Piscatella’s advice on reducing stress applies year-round, but is particularly apropos for the holiday season, he said.
First, he explained it’s important to understand that you can’t eliminate stress. “I wish I could teach you how to get up with less stress in your life tomorrow morning. But there is no such thing as stress reduction.”
He stressed that what you can do is manage the stress in your life more effectively and efficiently. “Stress management should be your goal.”
Piscatella offered these ways to manage stress:
Get physically active. “You don’t have to run a marathon or lift tons of weight,” he said. But if you go outside and take a brisk walk or do some yoga, it will help keep stress from building up. Choose an exercise you like and do it regularly. To keep your exercise routine regular, schedule it as part of your day as you would a doctor’s appointment or lunch date. Also, find a partner. “If you make a commitment to someone else to go for a walk before work, you’ll get up at 6 a.m. to meet up even if it’s cold or raining outside.”
Turn off the TV news. “I’m not suggesting you don’t pay attention to what’s going on, but it’s best not to watch the 11 p.m. evening news and expect to be able to fall asleep after seeing all that violence,” Piscatella said. “You need to wind down, not up, before going to bed. Getting a good night’s sleep also will help reduce your stress levels and make it easier for you to face the day,” he said.
Take time out every day. Take a bath, read a book, listen to music, watch your favorite comedy. “The main thing is to be able to clear your mind,” Piscatella said. “If you don’t stop from the constant stream of deadlines and problems to be solved, you will make yourself even more stressed.” You need to take time to decompress from the events of the day.

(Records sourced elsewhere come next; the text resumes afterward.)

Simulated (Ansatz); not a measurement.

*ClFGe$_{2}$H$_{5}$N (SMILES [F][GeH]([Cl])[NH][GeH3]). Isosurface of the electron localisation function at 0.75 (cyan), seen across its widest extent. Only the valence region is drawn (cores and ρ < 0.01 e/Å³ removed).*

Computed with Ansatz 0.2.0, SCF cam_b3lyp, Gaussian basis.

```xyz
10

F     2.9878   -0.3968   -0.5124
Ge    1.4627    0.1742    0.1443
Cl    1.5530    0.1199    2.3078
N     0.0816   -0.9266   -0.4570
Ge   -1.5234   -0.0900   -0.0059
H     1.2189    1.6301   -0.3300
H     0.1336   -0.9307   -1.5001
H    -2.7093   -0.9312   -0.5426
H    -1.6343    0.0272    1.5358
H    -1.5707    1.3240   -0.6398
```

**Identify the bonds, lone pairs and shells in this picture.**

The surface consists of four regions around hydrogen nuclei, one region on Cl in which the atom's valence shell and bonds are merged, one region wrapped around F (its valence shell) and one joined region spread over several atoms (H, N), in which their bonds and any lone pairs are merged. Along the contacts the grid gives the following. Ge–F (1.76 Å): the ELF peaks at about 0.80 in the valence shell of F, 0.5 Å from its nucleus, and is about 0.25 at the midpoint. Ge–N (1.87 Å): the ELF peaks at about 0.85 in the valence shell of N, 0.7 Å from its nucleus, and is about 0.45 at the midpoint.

Learn to set boundaries. Sometimes you have to say no, according to Piscatella. If you don’t say no, your boss, coworkers, family members or friends will pile more and more things on your plate. When you see that you can’t accomplish it all, you’ll feel overwhelmed. It’s better to limit what you take on than to try and do too much.
Accept help. You may want to do all the cooking for Thanksgiving or Christmas dinner. But you can let your guests bring sides or desserts. Let others help with the shopping and cleaning, too.
Have a good laugh. Watch a Marx Brothers film on TV. Find something funny and have a deep belly laugh whenever you can. Research shows that laughter has amazing health benefits. Laughter is known to reduce levels of stress hormones. Enjoy your family and friends and have a good time for the holidays.